What this calculator does
This tool estimates how many calories you burn while playing handball. It uses the universal MET (metabolic equivalent) energy-expenditure formula, where the intensity of an activity is expressed as a MET value and combined with your body weight and exercise time. The MET values offered here come from the revised "METs table of physical activities" published by the Japanese National Institute of Health and Nutrition, but the underlying formula applies anywhere in the world.
How to use it
Pick the handball activity that best matches what you did: a match or competition (7.0 METs), team practice (8.0 METs), or general handball (12.0 METs). Enter how long you played in minutes and your body weight in kilograms, then read off the estimated calories burned.
The formula explained
The energy used is calculated as:
$$\text{Calories (kcal)} = \text{METs} \times \text{body weight (kg)} \times \text{duration (hours)} \times 1.05$$
Because you enter time in minutes, it is first converted to hours by dividing by 60. The constant 1.05 reflects that one MET-hour for a one-kilogram person is approximately 1.05 kcal. This figure represents gross energy expenditure, meaning it includes the resting metabolism that occurs during the activity rather than only the "extra" calories above rest.
Worked example
Suppose you do 60 minutes of team practice (8.0 METs) and weigh 60 kg. The duration in hours is \(60 / 60 = 1.0\). Calories: $$8.0 \times 60 \times 1.0 \times 1.05 = 504 \text{ kcal}$$ For a 45-minute match (7.0 METs) at 70 kg: hours = 0.75, so calories: $$7.0 \times 70 \times 0.75 \times 1.05 = 385.9 \text{ kcal}$$
FAQ
Why does heavier body weight burn more? Moving more mass requires more energy, so calorie burn scales directly with body weight.

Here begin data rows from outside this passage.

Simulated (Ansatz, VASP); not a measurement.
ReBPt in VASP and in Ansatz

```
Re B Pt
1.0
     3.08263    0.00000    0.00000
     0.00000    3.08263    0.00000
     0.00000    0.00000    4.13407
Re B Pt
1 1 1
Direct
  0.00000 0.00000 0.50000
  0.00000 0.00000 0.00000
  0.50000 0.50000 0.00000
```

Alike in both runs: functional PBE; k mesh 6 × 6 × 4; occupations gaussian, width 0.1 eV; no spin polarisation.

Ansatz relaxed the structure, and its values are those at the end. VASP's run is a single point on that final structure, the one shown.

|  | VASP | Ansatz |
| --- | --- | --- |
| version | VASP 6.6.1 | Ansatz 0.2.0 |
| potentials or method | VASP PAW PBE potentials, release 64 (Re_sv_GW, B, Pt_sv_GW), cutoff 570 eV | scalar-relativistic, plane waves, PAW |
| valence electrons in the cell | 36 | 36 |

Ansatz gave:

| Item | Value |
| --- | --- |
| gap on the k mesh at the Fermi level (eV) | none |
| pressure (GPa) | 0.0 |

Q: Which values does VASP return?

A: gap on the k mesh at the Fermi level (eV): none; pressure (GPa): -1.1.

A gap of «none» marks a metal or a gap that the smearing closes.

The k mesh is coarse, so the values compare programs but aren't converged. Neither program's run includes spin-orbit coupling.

Is this exact? No. MET-based estimates are approximations; real burn varies with fitness, intensity, and individual metabolism. Use it as a useful guide, not a precise measurement.
Does it subtract resting calories? No. This calculator reports gross calories using the full MET value. If you want net "activity-only" calories, some references subtract about 1 MET.